Dr Mark Harvey
|Work Phone||(02) 4348 4050|
|Fax||(02) 4348 4075|
School of Humanities and Social Science
The University of Newcastle, Australia
1. In the period 2001-2006, I had 11 publications in the prinicpal DEST categories (2 x A1, 6 x B1, 5 x C1). This is an average of 2 publications per year.
2. In the period 2001-2006, I was a Chief Investigator on two externally funded grants.
A. ARC Discovery Grant (UNewc). (2005 - $40,000, 2006 - $35,000, 2007 $35,000). (Co-investigators: Dr M. Amberber [UNSW], Dr B. Baker [UNE])
B. Australian Institute of Aboriginal & Torres Strait Islander Studies Research Grant. (2003 - $15,000) (Co-investigators - members of the Wagiman community).
3. In the period 2001-2006, I was employed as a consultant by the Aboriginal Areas Protection Authority (NT), and the Northern Land Council (Darwin). Both of these consultancies resulted in extensive reports.
4. I was seconded to the Yirra Bandoo Aboriginal Corporation for Jan 01 Dec 03 and Jul 04 Dec 04 to prepare materials on Gulumoerrgin, the Aboriginal language of Darwin. This secondment was funded by a grant from the Aboriginal & Torres Strait Islander Commission, which was principally to provide for my employment.

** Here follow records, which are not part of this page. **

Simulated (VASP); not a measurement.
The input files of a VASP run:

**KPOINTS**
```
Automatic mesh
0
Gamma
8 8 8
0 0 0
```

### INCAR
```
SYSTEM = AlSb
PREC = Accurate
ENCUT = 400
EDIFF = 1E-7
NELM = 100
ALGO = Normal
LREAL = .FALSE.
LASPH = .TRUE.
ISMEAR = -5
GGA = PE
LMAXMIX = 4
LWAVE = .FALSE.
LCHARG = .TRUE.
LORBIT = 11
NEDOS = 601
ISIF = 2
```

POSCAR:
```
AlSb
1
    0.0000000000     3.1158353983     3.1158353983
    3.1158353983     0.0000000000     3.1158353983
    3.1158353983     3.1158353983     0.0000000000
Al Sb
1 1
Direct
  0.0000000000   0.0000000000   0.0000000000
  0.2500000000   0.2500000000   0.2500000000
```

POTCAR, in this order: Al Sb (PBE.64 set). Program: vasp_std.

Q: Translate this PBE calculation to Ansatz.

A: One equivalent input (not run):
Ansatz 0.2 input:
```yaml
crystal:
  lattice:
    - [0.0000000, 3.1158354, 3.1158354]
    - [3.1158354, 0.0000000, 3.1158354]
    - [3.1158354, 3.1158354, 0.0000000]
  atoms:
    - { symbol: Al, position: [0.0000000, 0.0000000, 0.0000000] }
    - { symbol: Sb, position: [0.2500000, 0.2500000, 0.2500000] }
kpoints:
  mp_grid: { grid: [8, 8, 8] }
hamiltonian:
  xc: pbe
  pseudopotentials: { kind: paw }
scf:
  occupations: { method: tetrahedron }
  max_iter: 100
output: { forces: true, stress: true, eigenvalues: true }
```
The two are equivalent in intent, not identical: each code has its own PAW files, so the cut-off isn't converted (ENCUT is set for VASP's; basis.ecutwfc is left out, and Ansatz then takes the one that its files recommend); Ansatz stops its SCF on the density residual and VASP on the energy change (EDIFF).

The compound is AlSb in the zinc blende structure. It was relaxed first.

- PhD, University of Sydney
- Master of Arts, Australian National University
- Bachelor of Arts, Australian National University
- Aboriginal languages
- Australian Aboriginal anthropology
- Historical linguistics
1. Descriptive Linguistic Research
There are two strands to my research in this area. One is the production of grammars and dictionaries in paper format. The other is the production of materials in digital/electronic format the cutting edge of descriptive research. I have supervised the production of an online dictionary. I have produced a detailed database transcription and digitisation of 72hrs of Gulumoerrgin audio material.
2. Theoretical Linguistic Research
My research has concentrated on two areas: historical linguistics, and complex predicate and word structures. I have undertaken extensive research on one of the principal issues in Australian historical linguistics - the relationships among the languages of central north and north-west Australia - the area of greatest linguistic differentiation.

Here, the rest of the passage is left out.